Small NE Tenn. counties see new home growth spurt; permits total up, but growth rate takes a hit


New residential permits were 6% better during the first half of this year than last year, and the smaller counties in the region are showing a new home growth spurt.

That’s the good news from The Market Edge’s just released mid-year Building Trends Report.

q2 2016 CHART

CLICKING ON CHART RENDERS A LARGER VERSION

The not so good news is the region’s growth rate is less than half of what it was last year, and what has been the region’s hottest new home market – Washington Co. TN – saw a 15% drop in permit pulls.
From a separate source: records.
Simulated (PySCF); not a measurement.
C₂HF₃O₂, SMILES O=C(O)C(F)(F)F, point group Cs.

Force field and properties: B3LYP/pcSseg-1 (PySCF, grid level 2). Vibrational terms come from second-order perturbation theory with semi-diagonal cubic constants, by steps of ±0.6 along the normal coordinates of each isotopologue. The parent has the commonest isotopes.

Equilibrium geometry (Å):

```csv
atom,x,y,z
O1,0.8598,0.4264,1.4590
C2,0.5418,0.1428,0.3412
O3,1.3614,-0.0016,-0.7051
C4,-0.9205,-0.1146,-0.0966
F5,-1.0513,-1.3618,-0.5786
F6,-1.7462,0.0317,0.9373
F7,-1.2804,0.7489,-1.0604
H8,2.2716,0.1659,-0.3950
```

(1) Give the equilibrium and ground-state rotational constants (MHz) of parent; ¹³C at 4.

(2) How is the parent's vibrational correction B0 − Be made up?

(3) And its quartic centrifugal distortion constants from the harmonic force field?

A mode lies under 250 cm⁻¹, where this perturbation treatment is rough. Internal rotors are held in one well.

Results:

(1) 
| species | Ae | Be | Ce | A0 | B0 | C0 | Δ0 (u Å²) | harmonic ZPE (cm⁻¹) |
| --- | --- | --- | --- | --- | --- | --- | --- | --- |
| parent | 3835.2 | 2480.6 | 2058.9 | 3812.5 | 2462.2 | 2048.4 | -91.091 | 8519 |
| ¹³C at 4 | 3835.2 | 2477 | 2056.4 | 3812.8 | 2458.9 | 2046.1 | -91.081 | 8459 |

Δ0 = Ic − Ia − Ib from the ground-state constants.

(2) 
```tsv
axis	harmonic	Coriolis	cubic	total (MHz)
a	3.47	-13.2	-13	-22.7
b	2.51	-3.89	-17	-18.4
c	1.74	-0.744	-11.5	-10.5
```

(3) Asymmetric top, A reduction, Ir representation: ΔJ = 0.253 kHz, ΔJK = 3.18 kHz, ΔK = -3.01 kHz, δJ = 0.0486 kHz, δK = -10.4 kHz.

That decline warrants a quick examination before we go onto the rest of the report because while it’s accurate, it’s not an apples to apples comparison. Here’s why. During the first half of last year, Washington County saw permit pulls for two town home projects that were rental developments. However, they were permitted as PUDs so each unit counted as a new residential permit. A little balancing of the numbers doesn’t totally change the outcome. Washington County still saw fewer new residential permits (six) than the previous year – just not as much as the percent change shows.

The post-recession history of new home construction in the Tri-Cities region has been one of a rapid decline that bottomed out in 2009, a weak rebound in 2010 followed by three years of slow contraction.  Last year was a pretty good year. New permits were 16.9% better than the first half of 2014. The year ended up with a 17% gain, and The Market Edge’s projection for this year is a little better than that.

As always Washington and Sullivan counties dominated new residential permits, but their share of the region’s total slipped from 69.3% the first half of last year to 62.1% this year.

Carter County led the small county growth spurt, followed by Greene Co.

Scott Co. VA showed a big percentage change, but since its permit total trails the other counties, the unit gain isn’t that great.

Some of the factors behind fewer permits in the larger counties is a slowdown in new home construction in the cities where new annexation laws have put the lid on growth. There’s also been a shift toward rental and multi-family constructions – especially in Sullivan County where several major developments are underway and more are in the planning stages.

Other reasons include slow to negative population growth. Since the region’s death rate is higher than the birth rate the only growth is migration. According to Census reports, almost all of that has gone to the Johnson City metro area for the past two years. The region also a demographic profile that is heavily weighted to folks who are nearing or have moved past the traditional retirement thresholds, but there hasn’t been much new home development targeted to that market.

And, last but not least, the recovery has seen a redistribution of wealth here as it has in other areas. While job creation is increasing the quality of many of the new jobs created for the more service-oriented economy isn’t equal to the jobs lost during the recession.

The recession also put many construction firms out of business and drove some of the new home developers to the sidelines. Tight lending standards have also had an effect because the region is a spec home market. Several developers say the new home level we’re now seeing could be a new normal. Other real estate professional say the lack of more new home inventory is holding back the growth of the local housing market as a whole.

The expansion in the smaller counties dovetails with single-family resales this year. As shallow as it is, the recovery the region that began in the cities is expanding to the smaller communities.

Here’s how the new residential permit pulls looked at mid-year compared to the first six months of last year.

Carter Co. 41, up from 22.

Greene Co 53, up from 43.

Hawkins Co. 10, up from nine.

Sullivan Co. 117, up from 105.

Washington Co. TN  147, down from 173. (Knock off 20 to get a better idea of the situation minus the town homes).

Scott Co. VA 15, up from 11.

Washington Co. VA 42, up from 38.

Region 425, up from 401.

The 6% year-to-date mid-year growth rate for the Tri-Cities trails Knoxville’s 8%. Chattanooga was a mid-year rate increase of 22%.